There is the grand truth …. He says No! in thunder; but the Devil himself cannot make him say yes. For all men who say yes, lie; and all men who say no,—why, they … cross the frontiers into Eternity with nothing but a carpetbag, —that is to say, the Ego.
–Herman Melville, in a letter to and about Nathaniel Hawthorne

“It’s not so much dyin’ you hate,” confides gravel-voiced Cable Hogue, sinking fast. “It’s not knowing what they’re goin’ to say about you when you’re gone.” Sam Peckinpah’s 14-film gallery is crowded with broken mirrors of himself; Cable Hogue was his wholest and holiest reflection. Betrayed, left for dead by his colleagues in outlawry, Peckinpah’s desert rat “finds water where it wasn’t” and shapes a corner of wasteland into a ramshackle, low-down Eden. Just another Peckinpavian parable about making water—movies, that is–in the City of raptor Angels. Hogue was the complexly comedic upside of the American hunger artist Sam Peckinpah took himself to be–and projected, cruelly, in film after film.

a1965-sam-peckinpah
Sam Peckinpah

So it’s only right that the dying Hogue, Sam’s surrogate, should prompt and prod his last critic, preacher and fellow-snake-in-the-grass Joshua Duncan Sloane, into composing a devoutly ironic funeral oration: “Don’t make me out to be a saint, but don’t put me down too deep.” The process of deathbed creation is cut; overvoiced into graveside performance, dissolving the time and space that separated Cable alive, Cable dead and buried, and Cable “gone into the whole torrent of years with the souls that pass and never stop.” Time may kill men; Peckinpah’s montage aims to kill time. His camera roams around Hogue’s kingdom, eulogizing, in the gathering dusk, the signatures and stations of his life, the mise en scene of The Ballad of Cable Hogue. Easy to see Sam in the skinny coyote that laps water in this unlikely oasis.

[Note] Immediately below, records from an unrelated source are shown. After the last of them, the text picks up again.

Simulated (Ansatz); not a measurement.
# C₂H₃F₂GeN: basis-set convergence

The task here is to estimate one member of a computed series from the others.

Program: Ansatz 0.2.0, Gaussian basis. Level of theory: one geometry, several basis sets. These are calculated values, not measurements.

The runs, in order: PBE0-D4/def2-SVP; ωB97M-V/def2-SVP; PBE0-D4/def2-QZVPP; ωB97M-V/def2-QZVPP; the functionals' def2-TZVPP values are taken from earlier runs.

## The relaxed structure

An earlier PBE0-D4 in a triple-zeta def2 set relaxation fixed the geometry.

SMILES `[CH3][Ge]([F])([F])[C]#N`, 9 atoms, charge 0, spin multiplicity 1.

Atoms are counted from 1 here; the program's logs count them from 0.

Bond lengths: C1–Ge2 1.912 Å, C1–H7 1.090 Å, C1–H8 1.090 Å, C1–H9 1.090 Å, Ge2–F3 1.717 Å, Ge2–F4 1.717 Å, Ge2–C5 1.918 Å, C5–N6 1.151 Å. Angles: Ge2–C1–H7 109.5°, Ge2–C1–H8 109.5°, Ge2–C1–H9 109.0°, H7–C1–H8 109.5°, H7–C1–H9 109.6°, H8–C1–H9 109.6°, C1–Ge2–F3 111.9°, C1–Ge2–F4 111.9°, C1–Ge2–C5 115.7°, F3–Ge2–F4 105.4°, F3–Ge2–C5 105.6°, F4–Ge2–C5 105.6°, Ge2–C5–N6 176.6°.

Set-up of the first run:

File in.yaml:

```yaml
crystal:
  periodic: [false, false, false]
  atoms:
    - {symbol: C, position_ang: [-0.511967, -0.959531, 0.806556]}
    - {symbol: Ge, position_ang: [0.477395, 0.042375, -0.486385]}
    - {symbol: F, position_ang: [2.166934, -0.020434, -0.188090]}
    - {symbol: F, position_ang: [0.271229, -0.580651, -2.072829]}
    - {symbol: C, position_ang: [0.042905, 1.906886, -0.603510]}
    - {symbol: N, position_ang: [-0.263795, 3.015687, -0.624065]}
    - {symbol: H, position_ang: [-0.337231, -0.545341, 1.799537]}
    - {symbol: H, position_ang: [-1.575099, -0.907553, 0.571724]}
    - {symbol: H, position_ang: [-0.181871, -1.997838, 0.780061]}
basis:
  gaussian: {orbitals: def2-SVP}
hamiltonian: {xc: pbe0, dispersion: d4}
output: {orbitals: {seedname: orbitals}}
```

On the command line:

Sam Peckinpah died on December 28, 1984. That evening, Entertainment Tonight buried him in a Mary Hart-slot of throwaway news: Dead at 59. Director of The Wild Bunch. Known for extremely realistic violence. Hart’s empty-headed epitaph distilled the kind of shallow reading that plagued Peckinpah’s work while he was alive. Most reviewers trivialized his art. Brandishing critical-moral cudgels, they beat film form and style down to barebones plot recital. Concerned, educated liberals would sooner have given up jogging forever than witness one of his orgies of “realistic violence.” (Only the aesthetically illiterate would describe Peckinpah’s dances of death as realistic.) Often, they’d never seen the devil’s work for themselves; knee-jerk-wise, his name alone was sufficient deterrent. Now, even notoriety can’t hold him. Like Alfredo Garcia’s head, the man’s a cinematic relic.